I’ve gone through several cycles of trying to get a startups going. The most recent attempts have been trying to get an enterprise software product to market since that has been a bulk of my experience. I have to say that I wouldn’t recommend focusing on enterprise software for the following reasons:
- Cost and Time To Market — Enterprise products typically take many engineers a nontrivial amount of time to build. The extra costs usually force teams to immediately go for funding.
- Difficult to build without a design partner — Even as we model the bleeding edge features of the current enterprise product I’m working on at HP, we have a design partner walking us through every step of the way. For startups, it’s difficult get good design partners unless you have a relationship already in place.

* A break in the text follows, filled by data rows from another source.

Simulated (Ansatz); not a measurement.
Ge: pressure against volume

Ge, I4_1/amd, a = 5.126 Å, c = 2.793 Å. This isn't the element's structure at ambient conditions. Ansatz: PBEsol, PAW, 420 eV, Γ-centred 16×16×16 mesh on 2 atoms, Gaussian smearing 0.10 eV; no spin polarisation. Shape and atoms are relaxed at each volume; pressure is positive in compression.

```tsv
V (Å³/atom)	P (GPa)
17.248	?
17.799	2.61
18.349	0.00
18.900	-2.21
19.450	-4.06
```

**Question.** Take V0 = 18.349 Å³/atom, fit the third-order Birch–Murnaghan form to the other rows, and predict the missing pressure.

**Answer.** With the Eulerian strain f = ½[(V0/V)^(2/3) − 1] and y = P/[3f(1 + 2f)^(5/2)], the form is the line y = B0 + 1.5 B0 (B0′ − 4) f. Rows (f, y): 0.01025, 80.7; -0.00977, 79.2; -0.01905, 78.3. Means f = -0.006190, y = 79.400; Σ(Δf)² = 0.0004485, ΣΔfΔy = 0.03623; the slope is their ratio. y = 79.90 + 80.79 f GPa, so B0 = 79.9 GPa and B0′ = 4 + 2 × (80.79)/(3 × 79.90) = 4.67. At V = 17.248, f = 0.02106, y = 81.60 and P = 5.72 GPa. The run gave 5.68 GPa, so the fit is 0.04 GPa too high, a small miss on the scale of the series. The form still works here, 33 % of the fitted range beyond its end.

- Difficult to take to the market — Depending on who you are targeting in the IT department, its difficult to get onto their calendar. Taking the product to market typically requires building a sales force and big dollars
In the time I unsuccessfully tried to take two enterprise software startup ideas to market, my friends successfully took several consumer startups to market. Over beers last night in San Francisco, my friend said that he’s launching a consumer focused startup this weekend based on the Facebook application platform. He’s been coding day and night for two weeks . Amazing.
So, its time to shift focus away from enterprise software and look at consumer options. Basically, they are
- Easier and cheaper to develop
- Require no design partners because you typically already identify with the problem
- Less difficult to take to market
The question becomes, can you come up with a consumer facing product that adds value to the user rather than just providing another time waster.
It’s a good question and I plan to find out.